It’s a shame Paramount released Aeon Flux early into the hi-definition war, because the only problems with this transfer are the fault of an outdated codec carried over from the HD DVD. This MPEG-2 effort struggles to keep up, causing significant and notable artifacting. The grain structure is too much, completely breaking down into a noisy, blocky mess. At its worst, around the 57:00 mark against some purple solid walls, it is a complete distraction. In minor cases, such as some limited banding, it is passable.
Almost everything else about this Blu-ray is exceptionally done. Colors are wonderfully rich and vibrant, while flesh tones are accurate. There is a reason Paramount used clips from this movie in their early promos: they sell TVs and players based on color alone. Black levels are wonderful, creating beautiful depth. Shadow delineation is flawless. Detail is superb, faces and clothing appearing richly textured. A minor battle with high contrast edging is ignored for many on small sets.

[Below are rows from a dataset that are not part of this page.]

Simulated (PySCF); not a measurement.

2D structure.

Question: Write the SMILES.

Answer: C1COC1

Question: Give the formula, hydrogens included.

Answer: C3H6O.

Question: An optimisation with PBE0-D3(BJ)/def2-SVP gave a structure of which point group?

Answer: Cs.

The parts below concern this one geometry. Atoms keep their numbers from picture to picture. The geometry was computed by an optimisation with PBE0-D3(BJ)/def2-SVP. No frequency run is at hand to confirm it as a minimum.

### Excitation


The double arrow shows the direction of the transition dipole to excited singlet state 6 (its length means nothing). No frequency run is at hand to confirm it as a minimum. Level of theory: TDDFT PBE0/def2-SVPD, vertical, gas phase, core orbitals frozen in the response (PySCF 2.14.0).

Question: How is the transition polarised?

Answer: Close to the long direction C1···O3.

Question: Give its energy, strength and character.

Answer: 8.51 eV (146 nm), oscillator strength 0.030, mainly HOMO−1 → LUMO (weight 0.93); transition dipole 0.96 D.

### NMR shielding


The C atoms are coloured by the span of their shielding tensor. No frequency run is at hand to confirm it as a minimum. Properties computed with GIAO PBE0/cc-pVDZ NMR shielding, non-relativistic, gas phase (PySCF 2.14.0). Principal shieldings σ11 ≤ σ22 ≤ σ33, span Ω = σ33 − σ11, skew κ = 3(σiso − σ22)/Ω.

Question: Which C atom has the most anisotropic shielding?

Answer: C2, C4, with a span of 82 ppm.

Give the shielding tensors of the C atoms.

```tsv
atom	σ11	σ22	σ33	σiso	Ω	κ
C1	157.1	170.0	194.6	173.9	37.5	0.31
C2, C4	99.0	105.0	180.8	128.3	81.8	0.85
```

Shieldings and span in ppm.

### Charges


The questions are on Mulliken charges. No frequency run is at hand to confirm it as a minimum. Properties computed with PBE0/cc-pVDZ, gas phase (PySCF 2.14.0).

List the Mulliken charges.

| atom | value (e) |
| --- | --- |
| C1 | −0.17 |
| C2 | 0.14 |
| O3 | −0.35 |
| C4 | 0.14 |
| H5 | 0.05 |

Likewise, the audio is a touch out of date, offering Dolby Digital and standard compressed DTS. Despite the ridiculousness, this DTS effort clearly keeps up with the rapid fire editing. A wild brawl about halfway through the movie involves shattering glass, falling books, and spinning kicks that are all nicely tracked in the front and rears.
The stereo channels are separated nicely, but not completely detached from the center. Bass is powerful, nicely rumbling the low-end as guns are blasted or explosions happen. The finale, with a flying ship crashing into the ground is especially forceful, bursting through a wall with a satisfying jolt of bass. Still, nothing beats the credits as a fly buzzes around the sound field, accurately captured in each channels, creating an involving opening scene before a single image of the film is seen.
Extras are carried over from a Special Edition DVD, beginning with two commentaries. First up is Charlize Theron and producer Gale Anne Hurd. They are followed by co-screenwriters Phil Hay and Matt Manfredi. A series of four featurettes are next, the longest being a solid 20-minute making-of, which details the difficulty of bringing the original MTV cartoon series to life. A feature on locations is self-explanatory, as is another on the stunt work.
A look inside the costume design shop is better than expected, especially when a rather surprising influence is revealed. The final one focuses on an unsung movie worker, the set photographer. While short (3:34), it’s nice to see a profile on a rarely recognized job. Trailers remain.